Sellers Merolyn Jimenez December 14, 2025
Merolyn Jimenez: Peter, sellers hear so many opinions about off-market and on-market selling. From your experience, where do most sellers go wrong before they even list?
Peter Mancini: Most mistakes start with assumptions. When I taught music, I used to tell my students that starting in the wrong key can derail an entire performance. Real estate works the same way. Sellers often make strategic decisions based on what they believe is true rather than what the market data actually shows.
In Brooklyn, that gap between assumption and reality can cost a seller real money.
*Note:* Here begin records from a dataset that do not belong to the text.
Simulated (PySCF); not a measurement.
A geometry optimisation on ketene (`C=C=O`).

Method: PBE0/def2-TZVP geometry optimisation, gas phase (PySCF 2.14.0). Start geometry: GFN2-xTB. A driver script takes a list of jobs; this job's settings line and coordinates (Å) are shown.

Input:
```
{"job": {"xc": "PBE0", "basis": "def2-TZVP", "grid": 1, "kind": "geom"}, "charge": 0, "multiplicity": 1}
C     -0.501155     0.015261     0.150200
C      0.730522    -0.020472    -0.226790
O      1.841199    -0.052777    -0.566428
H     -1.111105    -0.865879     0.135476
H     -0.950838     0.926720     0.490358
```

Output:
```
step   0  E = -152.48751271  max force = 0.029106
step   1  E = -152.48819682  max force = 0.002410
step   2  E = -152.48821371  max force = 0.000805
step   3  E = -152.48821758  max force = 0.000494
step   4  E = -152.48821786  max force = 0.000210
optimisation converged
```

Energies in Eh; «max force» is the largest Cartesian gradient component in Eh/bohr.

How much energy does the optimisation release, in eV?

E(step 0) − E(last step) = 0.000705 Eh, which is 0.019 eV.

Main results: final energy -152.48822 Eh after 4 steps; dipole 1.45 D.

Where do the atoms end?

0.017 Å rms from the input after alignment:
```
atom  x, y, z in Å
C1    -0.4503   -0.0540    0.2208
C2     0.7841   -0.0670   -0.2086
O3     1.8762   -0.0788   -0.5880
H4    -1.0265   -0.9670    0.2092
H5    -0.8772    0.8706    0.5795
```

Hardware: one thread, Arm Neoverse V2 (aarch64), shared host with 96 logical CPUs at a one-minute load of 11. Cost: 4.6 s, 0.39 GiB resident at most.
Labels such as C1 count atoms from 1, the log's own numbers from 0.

Merolyn: Before we get into the myths, can you explain what off-market and on-market selling really mean today?
Peter: Absolutely. Off-market selling typically means offering a property privately to a limited audience. There’s no public listing, no days-on-market clock, and visibility is intentionally controlled. Sellers usually choose this route for privacy, convenience, or to test pricing quietly.
On-market selling means full exposure — public listing, online marketing, broker networks, and structured timelines designed to create buyer competition.
Neither approach is inherently good or bad. The mistake is assuming one is always superior.
Merolyn: A lot of sellers believe off-market equals higher prices. Why does that idea persist?
Peter: It sounds logical. Exclusivity feels valuable. But the data tells a different story. The Wall Street Journal has consistently shown that broad exposure creates competition, and competition drives price.
In off-market situations, buyers know they’re not competing against the full market. As The Real Deal has reported, many off-market buyers actually expect a discount — not a premium — in exchange for speed and discretion.
Off-market can make sense in specific circumstances, but assuming it guarantees higher offers is one of the most expensive myths sellers believe.
Merolyn: Another concern we hear is that on-market selling is stressful. How do you respond to that?
Peter: Chaos doesn’t come from visibility — it comes from poor planning. A strong on-market strategy creates order.
That means disciplined pricing, controlled showing schedules, qualified buyers, and clearly defined offer timelines. The New York Times has reported that homes priced and positioned correctly in the first two weeks often see the strongest activity. That early momentum doesn’t happen by accident — it’s the result of preparation.
When done properly, on-market selling is structured, not overwhelming.
Merolyn: What about the idea that “exclusive” buyers will pay more?
Peter: In practice, experienced buyers understand leverage. Without competition, there’s less urgency. Without urgency, pricing softens.
Private buyers aren’t doing anything wrong — they’re responding rationally to the conditions. Without multiple bidders, offers tend to reflect convenience pricing rather than top-of-market value. Sellers need to understand that trade-off clearly before choosing that path.
Merolyn: You often emphasize that Brooklyn isn’t a single market. Why is that so important here?
Peter: Because strategy must match the property. A Park Slope brownstone behaves differently than a Bay Ridge two-family. A Windsor Terrace co-op moves at a different pace than a Bensonhurst condo.
Inventory levels, buyer demand, financing conditions — they all vary by neighborhood and price point. That’s why one-size-fits-all advice fails sellers. The right strategy depends on the micro-market, not headlines or anecdotes.
Merolyn: What’s the biggest risk for sellers who buy into these myths?
Peter: The risk isn’t always obvious until after closing. Sellers may miss out on bidding wars, accept weaker terms, or make unnecessary concessions. Once the deal is done, there’s no rewind button.
That’s why I focus on clarity upfront. Sellers deserve to understand not just their options, but the financial implications of each choice.
Merolyn: If there’s one takeaway for Brooklyn sellers, what would it be?
Peter: Strategy beats assumption every time. Selling a home is a performance — and every performance requires preparation, timing, and understanding the audience.
The strongest outcomes come when sellers challenge assumptions, rely on data, and align strategy with their specific property and goals. Whether off-market or on-market is right depends on the numbers — not the narrative.
In music, starting in the wrong key affects the entire piece.
In real estate, choosing the wrong strategy affects your final price.
Brooklyn sellers don’t need myths — they need clarity. When decisions are grounded in data and local expertise, sellers put themselves in the strongest position possible.